Over the last decade, hardware prefetching has become an essential technique to improve performance in high-performance processors. By bringing data that may be used in advance with using additional memory bandwidth, the hardware prefetching can be used to hide long external memory latency, and then achieve performance benefits in the processors. Due to using additional memory bandwidth, prefetching is often considered as a technique to convert bandwidth to performance.
With the advent of the multi-core processors, on-chip networks became fundamental components as shared
resources for communication between cores. However, the distinct characteristics of prefetch traffic have not been considered in the on-chip network design, while prefetchers have been oblivious to the network congestion. Along with the on-chip networks, next generation memory such as 3D-stacked and non-volatile memories have also emerged for the high-performance computing, and can be shared performance critical resources that influence on or are affected by prefetching techniques. Nevertheless, the existing hardware prefetching does not consider the various system memories and was just tuned with only a few fixed configurations. That is, the existing prefetching techniques do not accurately account for the bandwidth provided by the emerging architectures.

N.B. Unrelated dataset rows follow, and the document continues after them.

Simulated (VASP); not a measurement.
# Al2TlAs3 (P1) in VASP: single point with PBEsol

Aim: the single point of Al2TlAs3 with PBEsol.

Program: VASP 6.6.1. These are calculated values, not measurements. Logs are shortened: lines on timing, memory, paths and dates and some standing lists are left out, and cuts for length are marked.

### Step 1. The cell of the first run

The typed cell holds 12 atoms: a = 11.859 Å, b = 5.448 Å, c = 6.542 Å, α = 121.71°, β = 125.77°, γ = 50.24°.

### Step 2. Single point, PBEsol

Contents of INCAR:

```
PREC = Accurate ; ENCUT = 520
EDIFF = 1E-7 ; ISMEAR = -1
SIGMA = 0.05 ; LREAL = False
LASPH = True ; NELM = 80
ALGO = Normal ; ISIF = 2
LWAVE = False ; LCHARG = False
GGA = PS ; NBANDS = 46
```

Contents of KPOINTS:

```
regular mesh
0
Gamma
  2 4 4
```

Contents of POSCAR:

In the dissertation, we strive to design a combined bandwidth-aware prefetcher framework to maximize the utilization of the bandwidth provided by each emerging architecture for better performance. Firstly, for the design of mutually-aware prefetch and on-chip networks, we investigate the interactions between prefetchers and on-chip networks, exploiting the synergy of these two components in multi-cores. Considering the difference between prefetch and non-prefetch packets, we propose a priority-based router design that selects non-prefetch packets preferentially over prefetch packets. In addition, we propose a prefetch control mechanism sensitive to network congestion. Second, for the prefetch design on diverse memory architectures, we explore the performance effectiveness of the available memory bandwidth to the prefetchers, and how the aggressiveness of prefetchers is tuned for such memory architectures as well as application behaviors to maximize the system performance. Based on the observations, we propose a new memory-oblivious prefetcher framework to dynamically adjust the prefetch aggressiveness under various memory architectures. In addition, we study the performance effectiveness of such automatic tuning in the hybrid memory system, and improve the solution for cache pollution exacerbated by the increased speculative data from more aggressive prefetchers. With these proposed mechanisms, we finally provide an integrated bandwidth-aware prefetcher framework to comprehensively take into account various bandwidths supported by the emerging architectures.